In Act One, scene three, (lines 59-85), Laertes prepares to go away to school. He has some hypocritical advice to give Ophelia about Hamlet, which she reminds him he had better be prepared to follow as well, and Polonius provides these "pearls of wisdom:"
- keep your thoughts to yourself; think before you act; don't be overly friendly ("vulgar");
- keep your old friends who you know you can trust, close to you;
- spend your money wisely;
- don't get into fights easily, but once in, prove you are to be taken seriously;
- listen to the advice of others, but 'reserve your judgment;'
- buy clothes that are well made, but avoid buying showing garments to impress others—the 'clothes make the man.'
- don't borrow money or lend it;
- be true (honest) with yourself, for then you cannot lie to any other man.

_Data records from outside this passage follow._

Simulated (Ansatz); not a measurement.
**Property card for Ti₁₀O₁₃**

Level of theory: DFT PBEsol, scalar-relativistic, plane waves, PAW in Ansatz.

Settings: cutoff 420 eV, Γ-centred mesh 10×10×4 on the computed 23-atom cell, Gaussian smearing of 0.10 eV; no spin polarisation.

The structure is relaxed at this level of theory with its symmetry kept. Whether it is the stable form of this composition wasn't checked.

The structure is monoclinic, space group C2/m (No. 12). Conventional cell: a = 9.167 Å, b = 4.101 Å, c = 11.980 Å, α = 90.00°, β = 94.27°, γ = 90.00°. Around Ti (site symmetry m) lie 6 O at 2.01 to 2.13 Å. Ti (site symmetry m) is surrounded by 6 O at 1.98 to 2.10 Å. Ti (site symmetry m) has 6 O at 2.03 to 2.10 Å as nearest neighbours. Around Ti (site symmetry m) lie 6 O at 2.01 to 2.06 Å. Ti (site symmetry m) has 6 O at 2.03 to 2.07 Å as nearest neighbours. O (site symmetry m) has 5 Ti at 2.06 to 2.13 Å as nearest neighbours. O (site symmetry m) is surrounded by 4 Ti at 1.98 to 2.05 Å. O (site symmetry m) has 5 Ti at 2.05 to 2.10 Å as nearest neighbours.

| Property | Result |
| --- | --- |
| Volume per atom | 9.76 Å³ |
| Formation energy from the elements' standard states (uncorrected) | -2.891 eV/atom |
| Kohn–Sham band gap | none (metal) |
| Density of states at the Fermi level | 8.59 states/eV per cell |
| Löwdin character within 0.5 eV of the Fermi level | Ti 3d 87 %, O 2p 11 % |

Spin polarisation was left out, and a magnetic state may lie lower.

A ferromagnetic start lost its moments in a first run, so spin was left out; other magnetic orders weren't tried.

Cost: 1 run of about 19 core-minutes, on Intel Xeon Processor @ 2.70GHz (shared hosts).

I find that all of these pieces of advice to Laertes from Polonius are valuable. The father encourages his son as I would my own child to be wise, to be honest and to be honorable. Don't fight with others easily; listen carefully, but be slow to speak. If this were today, I would add that one should not put anything in writing; be careful to enter into contracts; be mindful of what you say and to whom; and, be kind to others. I don't think that Polonius's advice is out-of-date at all, which is why Shakespeare is so wonderful: his writing is timeless.